Hacker News new | ask | show | jobs
by kichik 1209 days ago
Is there a website that tracks outages of other websites like Stack Overflow over years? I know some that tell you if it's down right now, but not over years.

I have a subjective feeling that Stack Overflow is down a lot more than other websites. I don't see that ever mentioned in the discussion of cloud vs on-prem which makes the discussion seem lacking.

2 comments

Seems to be testing from just one location, as far as I can tell?

Randomly, packets time out on the internet, I would take this random dashboard with a grain of salt, we cannot be sure SO had a outage just because one request happen to fail.

On the other hand, if they had a 'down for maintenance' page up, pings would still work
With a caveat that pingdom will mark "a connection from pingdom server from other side of the world to the server" as downtime, even if the target and your ISP, and the ISP of your ISP had no problems.
That’s an engineering choice not cloud vs. cloud. How many services are down when AWS us-east has a problem?
True. But cloud makes it a lot easier. In some cases it's built-in, like S3. In others it's a checkbox like RDS Multi-AZ. And if you need to roll your own, multi-AZ or even multi-region is much more straightforward than renting another rack somewhere.

I have personally seen Stack Overflow be "under maintenance" or straight up down a lot more than I have seen entire us-east-1 down.

Keep in mind that the "cloud" relies on an opaque control plane with undocumented failure modes (that sometimes even the provider does not know).

Just because you tick a checkbox doesn't mean it'll actually work as planned, and unlike infrastructure within your control that you can actually test (pull the network or power cable from a live server if you need to), you can't simulate a cloud provider outage.

> multi-AZ or even multi-region is much more straightforward than renting another rack somewhere.

Assuming that enough of the AWS control plane is alive to actually allow you to login and administer the services in your backup region.

Furthermore, cloud providers are their own businesses and are constantly in motion (introducing new features, etc). That's good for their business but bad for yours, as it means they might be doing risky changes that could affect you should it go wrong.

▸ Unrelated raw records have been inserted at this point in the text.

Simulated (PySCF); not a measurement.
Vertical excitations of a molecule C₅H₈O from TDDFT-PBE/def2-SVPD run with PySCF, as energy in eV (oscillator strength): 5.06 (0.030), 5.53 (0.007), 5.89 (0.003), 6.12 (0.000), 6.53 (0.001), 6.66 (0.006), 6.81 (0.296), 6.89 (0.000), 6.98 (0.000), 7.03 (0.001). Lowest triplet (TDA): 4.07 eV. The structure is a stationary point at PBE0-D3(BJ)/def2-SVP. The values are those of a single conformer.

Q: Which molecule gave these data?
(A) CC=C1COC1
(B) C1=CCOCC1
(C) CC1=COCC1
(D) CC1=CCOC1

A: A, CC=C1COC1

Exactly. I run a large enterprise service in a single datacenter with 5 years of 100% uptime. Our design goal is 99.97% measured monthly.

We have that because we have complete control end to end. We made an engineering decision not to have geo-redundancy because many of the dependent services aren’t available that way either.

Because of the compute requirements, running that service in AWS or GCP would cost about 80% more, inclusive of all costs (equipment, labor, utilities, etc)